The floor between the basement and barrack levels was of wood, and
access to the basement was provided by a trapdoor and stairs through the
floor. The basement floor itself appears to have been only about 7 ft.
high, while the barrack level above was 8 ft. to the spring of the arch.
Each of the barrack floors contained a fireplace venting through a
chimney to the parapet,58 and each was at one time fitted up
with a tier of double wooden berths (though these were later removed)
between the embrasures of the interior of their western walls. In this
manner the larger towers could provide regular accommodation for 20 men,
though all were intended to house larger numbers in an emergency.
Each of the four towers was pierced by two embrasures for guns or
carronades at the barrack level. In both the two larger towers (2 and 3)
these faced north and south directly along the axis of the tower line,
while in towers 1 and 4 the embrasures were angled slightly back toward
the main works. Thus none of the embrasures in the interior of the
towers was designed to fire directly out upon an enemy force advancing
from the west, but each was limited to a lateral or reverse
fire.59 The offensive fire role was reserved to the ordnance
mounted en barbette on the top platform of the towers.
In each case access to the platform was by a stairway from the
barrack level set into the thickest part of the exterior wall. The
parapet of each tower was higher as well as thicker on its westward
face, thus providing extra protection for the gunners on that side and
rendering the platforms untenable if taken by an enemy intending to turn
the ordnance against the main works. The terrepleins of the towers were
not regular circles as they were in Edward's Halifax towers. At Quebec,
in the English manner, the top of each tower was filled in so as just to
accommodate the intended arc of the traversing platforms of the
ordnance.
Towers 2 and 3 were intended for three guns and were shaped
accordingly. During the War of 1812, however, tower 2 was adapted for
two extra pieces of ordnance so it mounted five guns on its terreplein
in addition to the two 9-pounder guns in embrasures on the barrack
floor. These included one 68-pounder carronade in embrasure, two
9-pounder guns en barbette on traversing platforms and two 24-pounder
guns similarily mounted. Tower 3 was armed in like fashion, except that
it had no 9-pounders on top, though preparations were made for them. The
two smaller towers (1 and 4) were much more lightly armed as they
contained no interior ordnance and only one gun each on top. At tower 1,
armed at the same time as towers 2 and 3, this ordnance was a 24-pounder
gun. By December 1812 the newly completed tower 4 facing the
Saint-Charles was armed with a single 18-pounder gun. On towers 1 and 4
the guns were mounted on traversing platforms en barbette and traversed
a full circle from a central pivot.60 This ordnance remained
unaltered until long after the conclusion of the War of 1812.

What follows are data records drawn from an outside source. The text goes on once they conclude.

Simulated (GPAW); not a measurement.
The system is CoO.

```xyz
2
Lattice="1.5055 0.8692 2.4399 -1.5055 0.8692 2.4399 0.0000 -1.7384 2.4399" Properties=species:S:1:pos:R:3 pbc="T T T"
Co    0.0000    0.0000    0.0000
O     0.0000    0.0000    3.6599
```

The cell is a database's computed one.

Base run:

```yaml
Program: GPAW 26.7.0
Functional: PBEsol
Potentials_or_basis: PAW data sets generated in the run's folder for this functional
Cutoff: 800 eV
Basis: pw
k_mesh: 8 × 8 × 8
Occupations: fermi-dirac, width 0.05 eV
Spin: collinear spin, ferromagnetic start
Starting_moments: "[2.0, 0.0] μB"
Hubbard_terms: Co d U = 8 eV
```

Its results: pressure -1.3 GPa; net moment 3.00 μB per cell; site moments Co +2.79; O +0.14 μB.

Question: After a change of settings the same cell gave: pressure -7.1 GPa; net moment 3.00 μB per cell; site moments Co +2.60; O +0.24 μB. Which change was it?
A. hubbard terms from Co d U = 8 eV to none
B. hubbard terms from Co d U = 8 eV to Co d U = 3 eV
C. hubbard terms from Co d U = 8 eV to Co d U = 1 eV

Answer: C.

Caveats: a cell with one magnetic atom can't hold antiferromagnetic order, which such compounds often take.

The only strikingly unusual terreplein feature of the Quebec Martello
towers was at tower 4 where a surface gallery was formed within the
parapet itself, extending nearly half the way around the tower in its
east and north faces. This gallery, set back 2 ft. 6 in. from the
exterior of the parapet, was 3 ft. 9 in. wide with a banquette step, and
offered about 5 ft. of cover on its exterior side. It was apparently
designed to accommodate infantry firing in the direction of the
Saint-Charles River without hampering the working of the gun at the
centre of the terreplein.61
The Quebec Martello towers, conceived and carried to completion on
the personal initiative of the military governor of Lower Canada, were
to be the most English of all those constructed in Canada. There were,
however, minor structural discrepancies undertaken to adapt the towers
to local circumstances which the English design was never intended to
meet. Their positioning was analogous to that of the English towers in
that they had only a single obvious avenue of approach: this approach,
however, left them exposed to a severe battering fire from stable
land-based guns. Although the towers were completed, armed and equipped
for service by the beginning of the War of 1812, and apparently
garrisoned against a surprise attack, Craig's wisdom in ordering their
construction was never put to the test of battle.
Georges Island Tower
Although neither the main permanent sea or land defences of the
eastern inhabited portion of British North America was tested between
1812 and 1815, Edward's Halifax and Craig's Quebec towers were joined by
another Martello tower before hostilities were more than barely under
way. This last work was the Georges Island tower located on the island
of the same name in Halifax harbour. While Nicolls's 1808 proposal for
Halifax and Craig's Quebec towers of the same year had been prompted by
fears of an American overland assault, the new Halifax tower was
inspired by the worry in both England and Nova Scotia that Halifax's
aging and inefficient sea defences might fall to a small American naval
force in the absence of the British fleet. In that eventuality, Britain
would lose at once her principal naval base in the western North
Atlantic and one of her two main springboards for offensive operations
against the Atlantic coast of the United States.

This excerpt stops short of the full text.